Spot Bitcoin exchange-traded funds (ETFs) highlighted this movement. Investors added $6.2 billion in Bitcoin exposure through these investment vehicles in the first four weeks of May while withdrawing $2.7 billion from gold ETFs, according to Bloomberg Intelligence.
The report noted that realized gains accelerated last week, and the Relative Unrealised Profit indicator moved beyond its plus-two-standard-deviation band.
Only 16% of Bitcoin’s trading history shows the gauge at such heights. Past occurrences coincided with brief spikes in volatility as holders crystallized gains.
Elevated profitability increases sell pressure, forcing spot demand to absorb redistributed coins and maintain the uptrend.

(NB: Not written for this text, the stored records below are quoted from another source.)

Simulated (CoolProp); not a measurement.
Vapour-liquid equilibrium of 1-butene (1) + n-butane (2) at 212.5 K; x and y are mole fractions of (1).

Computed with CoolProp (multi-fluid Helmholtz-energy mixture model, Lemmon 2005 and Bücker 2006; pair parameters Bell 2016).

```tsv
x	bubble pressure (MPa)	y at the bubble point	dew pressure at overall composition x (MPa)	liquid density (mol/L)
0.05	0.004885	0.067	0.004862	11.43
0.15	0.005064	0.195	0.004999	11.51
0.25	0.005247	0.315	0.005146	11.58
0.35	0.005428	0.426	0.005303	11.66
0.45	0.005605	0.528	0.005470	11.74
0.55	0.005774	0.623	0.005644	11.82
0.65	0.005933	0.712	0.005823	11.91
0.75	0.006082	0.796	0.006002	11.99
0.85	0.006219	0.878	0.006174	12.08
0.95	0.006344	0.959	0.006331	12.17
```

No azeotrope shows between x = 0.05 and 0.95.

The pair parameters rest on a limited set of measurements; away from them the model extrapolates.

At the same time, perpetual futures open interest swelled into Bitcoin’s all-time-high breakout, and now contracts as leveraged longs unwind.
Options open interest peaked at $49.4 billion, about $6 billion above January’s high, before the May 29 expiry trimmed the figure to roughly $39 billion.
The report linked the surge to expanding institutional activity, noting that large derivatives books can amplify price swings when macro liquidity tightens.
The report concluded that the pullback removed excess leverage, aligned supply with organic bids, and reset funding conditions across futures and options. This creates a healthier scenario for an upward movement.
However, on-chain metrics suggest turbulence in the short term, while Bitcoin trades just 6.5% below its all-time high.